Thursday, April 22, 2010

Rain, Rain Go Away, A lesson for the students

I am so glad that I went to my WW meeting on Tuesday. YES, I gained weight, but I didn't let that discourage me. I went in the meeting with a positive attitude. The topic was "Making the most of your weekends". This is a big challenge for most of us. We want to "cut loose" as they say on the weekends, but that time makes up 1/3 of the year. The weekend is the time of great escape. We have worked all week, got up early, got prepared, got stressed out from our bosses...and yes..my boss is a monster (LOL!). So we were instructed to remain 'structured' during the weekends and continue to plan our meals and activities. One of the members suggested finding new ways to reward ourselves that don't center around food. That was a great reminder for me.

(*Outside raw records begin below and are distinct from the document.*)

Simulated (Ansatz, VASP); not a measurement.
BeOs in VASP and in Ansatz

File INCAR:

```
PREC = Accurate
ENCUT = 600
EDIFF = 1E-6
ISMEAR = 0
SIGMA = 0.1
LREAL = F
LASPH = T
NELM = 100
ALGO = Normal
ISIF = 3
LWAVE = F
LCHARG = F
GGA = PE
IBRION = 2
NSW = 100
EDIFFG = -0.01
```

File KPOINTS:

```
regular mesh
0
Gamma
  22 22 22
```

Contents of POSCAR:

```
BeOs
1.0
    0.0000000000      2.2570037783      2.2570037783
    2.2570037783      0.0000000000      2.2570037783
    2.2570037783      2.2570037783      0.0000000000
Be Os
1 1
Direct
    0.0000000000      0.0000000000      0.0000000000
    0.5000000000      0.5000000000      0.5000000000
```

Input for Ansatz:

I am at the point in this journey that is very difficult. I am very close to being a healthy weight. I have become a little complacent..."I got this" I tell myself. I am not as strict as I have been previously and I have even learned how to "cheat". Yes! I said it! "Cheat". I now know how much of something I can pig out on and not gain weight or at least how not to let it show on the scale. Yes! This part of the road is more difficult that when you first get started. When you first start...you are excited, you do everything right, you don't want to get off track. Now, for me, today, I think I have it under control....yeah right! This weight thing is going to be one of my challenges. I have mentioned it before in previous posts. But it always hits me with the same power packed punch every time I think about it.  I AM GOING TO BE MONITORING MY WEIGHT AND WATCHING WHAT I EAT AND MAKING HEALTHY CHOICES MOST OF THE TIME FOR THE REST OF MY LIFE!!!  I can't take a break. Really to be honest, I have to not eat junk. I can't do it. It seems soooo unfair. There are members in my WW class that can eat cookies and candy and chips. They are able to just eat "just enough". I can't do that. Just a little sets me off every time. Since my  knee injury, I have given myself permission to eat a little more..you can  have this 'cause you are sad about your knee and the world is so unfair and you have work so hard all of these month and look what happened... yadda,yadda, yadda! That is no excuse. There are tons of marathons and 1/2 marathons all across the country. If I don't finish this one, I can sign up for another. At least now I know what to do and what not to do. Like I have learned and posted previously. Emotions have to get out of the eating equation. This is very difficult to do especially in our society, but it can be done and I will do it and share my experience with others.  Food is for fueling the body, not to babysit emotions. Emotions come and go. We have to learn to control them, not let them control us. I realize that this is my cross to bear. Actually, I am quite thankful for this cross. It's a heavy cross, but it could be something else that has a greater stigma. Obesity has its stigma, but not like other challenges. Even though they all (addictions and  lifes challenges) come from the same root of shame, self hatred, and unforgiveness, in our society some have a greater stigma.

Anyway, I checked the weather for Nashville on Saturday. Looks like thunderstorms. The funny thing is, Friday is going to be nice. The following Sunday is going to be a nice day. BUT the day of the race they are predicting rain and thunderstorms....Huh! How can I find the positive in that....Here goes..It will make for a cool run. We won't over heat. My knee..well, I won't talk about my knee today. I have taken my knee out of this. It's about my mind, my will to run and compete.

I took the day off from work to focus on my presentation to the class at Ole Miss tonight. I have revamped my whole presentation at the last minute. This is a language disorders class and I was going to talk about identifying disorders and....blah! blah! blah! They hear that all the time. They are going to hear that when I leave. They are going to hear that stuff until they graduate. I have decided to talk about The SLP as a business owner. This is something that I wish someone had shared with me while I was in school. I hope that they will get a desire to become private practitioners or even independent contractors. SLPs have so many settings to choose from, but not much is said about private practice. I don't mind being the one to share it. Its challenging and lonely at times, but the AUTONOMY of practice is worth it.

I'll write tonight to let you know how the presentation went. Bye world.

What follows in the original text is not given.